The idea that nudity could be a healthful antidote to modern life traveled to America, and it was during this era that Manhattan's great bastions of nude bathing were built. First was the University Club in 1900. Then came the Yale Club on Vanderbilt Avenue in 1914, the Racquet and Tennis Club in 1919 and eventually the New York Athletic Club on Central Park South in 1929.

The city's earliest nude swimmers worked in the same broad fields - law, finance, industry - as naked bathers today, but they enjoyed far more relaxed schedules. After two hours of a three-martini lunch, a white-shoe lawyer might take an hour to soak his white bottom among other white bottoms before returning to the office.

This golden era of nude bathing ended in the 1980's, when Mayor Edward I. Koch signed a bill banning discrimination against women at private clubs. For nude swimming it was the sack of Rome all over again. The New York Athletic and Yale clubs abandoned nude bathing for coed covered swimming; the Racquet and Tennis and University clubs, along with the Harmonie Club on East 60th Street, emerged as keepers of the naked flame.

The Racquet Club was able to remain all male by arguing that so long as no business was conducted within its walls, no discrimination was practiced. The University Club, for its part, balked at the legal costs associated with continuing as an all-men's club and began admitting women in the 80's. But naked swimming was so important to the men of the University that they paid to keep it afloat.

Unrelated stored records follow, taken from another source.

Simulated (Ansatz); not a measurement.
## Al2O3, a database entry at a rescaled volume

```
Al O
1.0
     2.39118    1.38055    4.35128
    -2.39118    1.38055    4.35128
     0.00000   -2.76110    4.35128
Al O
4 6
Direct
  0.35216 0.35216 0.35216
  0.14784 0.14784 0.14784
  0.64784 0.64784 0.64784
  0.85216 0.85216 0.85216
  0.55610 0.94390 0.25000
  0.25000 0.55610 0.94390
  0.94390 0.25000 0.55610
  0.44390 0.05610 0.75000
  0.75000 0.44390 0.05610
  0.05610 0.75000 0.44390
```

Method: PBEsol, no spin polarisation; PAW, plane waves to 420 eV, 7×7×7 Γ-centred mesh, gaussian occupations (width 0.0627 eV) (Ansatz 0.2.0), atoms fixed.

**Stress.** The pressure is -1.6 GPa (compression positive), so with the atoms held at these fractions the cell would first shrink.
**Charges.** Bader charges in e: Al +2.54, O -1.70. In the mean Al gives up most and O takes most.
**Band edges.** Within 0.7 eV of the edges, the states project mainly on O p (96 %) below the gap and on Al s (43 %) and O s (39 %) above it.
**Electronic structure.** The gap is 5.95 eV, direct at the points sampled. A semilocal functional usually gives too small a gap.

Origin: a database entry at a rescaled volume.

Men at the club pay $625 for a year's access to the locker-room and fitness facilities, including the pool. Women pay only $325 and can use what they save to find suitable swimming facilities elsewhere. In this way the world remains egalitarian, and the bath stays naked.

The University Club was also designed by McKim, Meade & White just after the peak of the European nudist renaissance. The clubhouse occupies three grand stories at Fifth Avenue and 54th Street. The U., as members call it, was originally intended as a meeting place for the graduates of America's top universities. On the fourth floor is a vast library of soaring ceilings and ornate design that inspired Le Corbusier to remark that only in New York did he really learn to appreciate the Italian Renaissance.

Inside the University is a soaring lobby of pink marble and gold leaf, from which a small staircase leads down to a changing room of white wood, where spotless windows look out onto the pool. At the far end of the small slip, fresh water flows from the mouth of a brass lion's head, and above it is a ceiling painted in gentle shades of blue, a trompe l'oeil sky.

There could be no more perfect refuge from the big and dirty city. "It's really meant to be a leisure pool," said one member of the University, a real estate investor in his late 20's, who explained why the idea of swimming alongside other men doesn't strike members of these clubs as particularly strange.

"At boarding school everyone showers in gang showers," he said. "It was like a social occasion. It's not a far leap to make a connection between showering at prep school and naked swimming in New York."

I took a naked swim at the University Club with a money manager in his 60's, who shared in the schoolboy's glee at escaping from the world at large and insisted that I cut out of work to meet him for a midday dip. We swam a short lap of the pool, then rested beneath the spouting brass lion's head, where he informed me with a smile, "They're going to wonder why you smell like chlorine when you get back, you know." I didn't care. It was hard to think of much beyond the trickling of water and the pleasantness of floating in the great amniotic pool.

EVERY great secret carries with it a paradox, and nude swimming is no exception. To understand the present state of this ancient practice fully, you really have to put on a bathing suit.

The New York Athletic Club was a naked swimmer's paradise until the decision to admit women with full aquatic privileges. Older members lament the loss of naked swimming, and it is said that septuagenarians still emerge from the lockers with full manhood on display, shocking women swimmers as they shuffle toward what they remember as a perfectly good naked pool.

Yet younger generations at the Athletic Club don't seem to miss nude swimming at all. Their pool is not ornate and womblike. Indeed it seems principally designed for exercise, built along utilitarian lines at odds with the Jacuzzilike aesthetics so highly prized by nude bathers.

At the Athletic Club, Speedoed athletes swam fast laps with quick strokes, causing me to feel more self-aware in my hibiscus-print trunks than at any of the nude pools. The members were more than happy to go on record about their bathing habits and seemed almost proud to have abandoned naked swimming.

"This isn't just some blue-blood club," said Jamie LeFrak, a managing director of the LeFrak Organization, the giant developer of middle-income housing. "This is a place for serious athletes. Some of the members here have won Olympic medals."

I stepped onto the diving block and did my best to enter the pool with some semblance of athleticism, but the leisure of my nude dips had taken a softening toll. I completed one of the most aesthetically displeasing laps in the modern history of the New York Athletic Club. There was something to be missed about the warm, soothing leisure of a nude plunge, the slow pace and easy conversation of bobbing high above Park Avenue, or cozily beneath Fifth.

I soaked in a whirlpool, contemplating the future of nude aquatics. It wasn't the admission of women that ended all male nude swimming at the New York Athletic Club. After all the University Club has many women as members. Nude swimming at the Athletic Club fell as Rome did, a victim of the very things it was created to guard against and control. The frenetic pace of Manhattan simply overwhelmed the placid nude waters. All around me athletes clocked their laps, waited for lanes and looked nervously at their watches, hoping to complete the workout in time for the evening's next engagement.